MOSES in Detroit opposes $36B transit plan

$36B transit plan includes widening of I-75, I-94

By Marlon A. Walker, Detroit Free Press Staff Writer

After tense debate over projects that would add lanes to I-75 in Oakland County and I-94 in Detroit, the Southeast Michigan Council of Governments’ general assembly adopted its $36-billion transit plan for the region that includes funding for the expansion projects.

The 2040 Regional Transportation Plan calls for reconstructing I-75 between 8 Mile and M-59 in Oakland County and I-94 from Conner to I-96 in Detroit, adding one lane in each direction and improving interchanges. The I-94 project includes bridges over the interstate for Van Dyke and Gratiot, which will be finished this year and next year, respectively, at a cost of $2.7 billion in federal and state bonds. The I-75 project will be completed in seven segments, the last of which is expected to be complete by 2033, at a cost of $1.3 billion in federal funds.

About two dozen residents voiced their displeasure over the I-75 and I-94 projects.

Detroit Councilman Gary Brown, who is a member of the assembly, at one point sought an amendment to send the two projects back to a committee, but that amendment failed.

The projects are among about 1,000 in the 2040 Regional Transportation Plan, which will spend $36 billion in federal, state and local sources through 2040 on projects across southeast Michigan.

“We start looking at a forecast of where the population is going to be, where the jobs are going to be, where the activity center is going to be,” said Paul Tait, SEMCOG’s executive director. “We use that and we forecast what the likely travel is on our roads. We want to build our roads not too small because we have to tear them up and add lanes later and we don’t want them too big where we’re wasting taxpayer dollars. It’s in that context over the next 25-plus years that the I-94 and I-75 projects are occurring.”

SEMCOG spokeswoman Sue Stetler said it took at least a year for site work, modeling and environmental testing, among other things, to get the plan ready for the general assembly, made up of representatives from the 158 member communities across seven counties SEMCOG covers.

Before the meeting, about three dozen residents gathered outside the Atheneum Hotel in Greektown where the meeting was held and carried signs and chanted against the reconstruction projects. Joel Batterman, of Metropolitan Organizing Strategy Enabling Strength (MOSES), said widening would mean the loss of more than 50 homes in Detroit, Hazel Park and Madison Heights.

“We feel like that’s something we can’t afford, both in dollar terms and in terms of the people that would be displaced and the communities that would be disrupted,” said Batterman, whose organization was among those who organized the rally. “It doesn’t make sense when we can’t maintain the roaads we already have, let alone new ones.”

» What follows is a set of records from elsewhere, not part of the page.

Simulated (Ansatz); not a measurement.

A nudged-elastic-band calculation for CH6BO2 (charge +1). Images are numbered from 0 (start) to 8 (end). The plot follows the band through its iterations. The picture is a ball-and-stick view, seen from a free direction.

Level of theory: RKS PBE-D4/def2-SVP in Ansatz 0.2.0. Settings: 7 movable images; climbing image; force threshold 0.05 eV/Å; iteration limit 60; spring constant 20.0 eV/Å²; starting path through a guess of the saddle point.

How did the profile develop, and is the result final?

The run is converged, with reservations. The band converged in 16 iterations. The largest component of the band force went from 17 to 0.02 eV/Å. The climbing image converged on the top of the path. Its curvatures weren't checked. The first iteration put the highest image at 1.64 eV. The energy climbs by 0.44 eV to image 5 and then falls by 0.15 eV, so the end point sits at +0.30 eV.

Jeffrey Jenks, a Huntington Woods city commissioner, said the widening of the freeways would help keep truck traffic off surface streets, something he says will be needed once a new bridge to Canada is built.

A plan to rework the ramps at the Lodge freeway and I-75 will make it easier for motorists to navigate the interchange.

“I think it’s good for the region,” Jenks said.

Megan Owens, executive director of Transportation Riders United, said she was not surprised the plan was approved but was disappointed.

“It’s wasteful spending. Our population is not growing. The number of miles we’re driving is not growing. Why is our highway system growing?”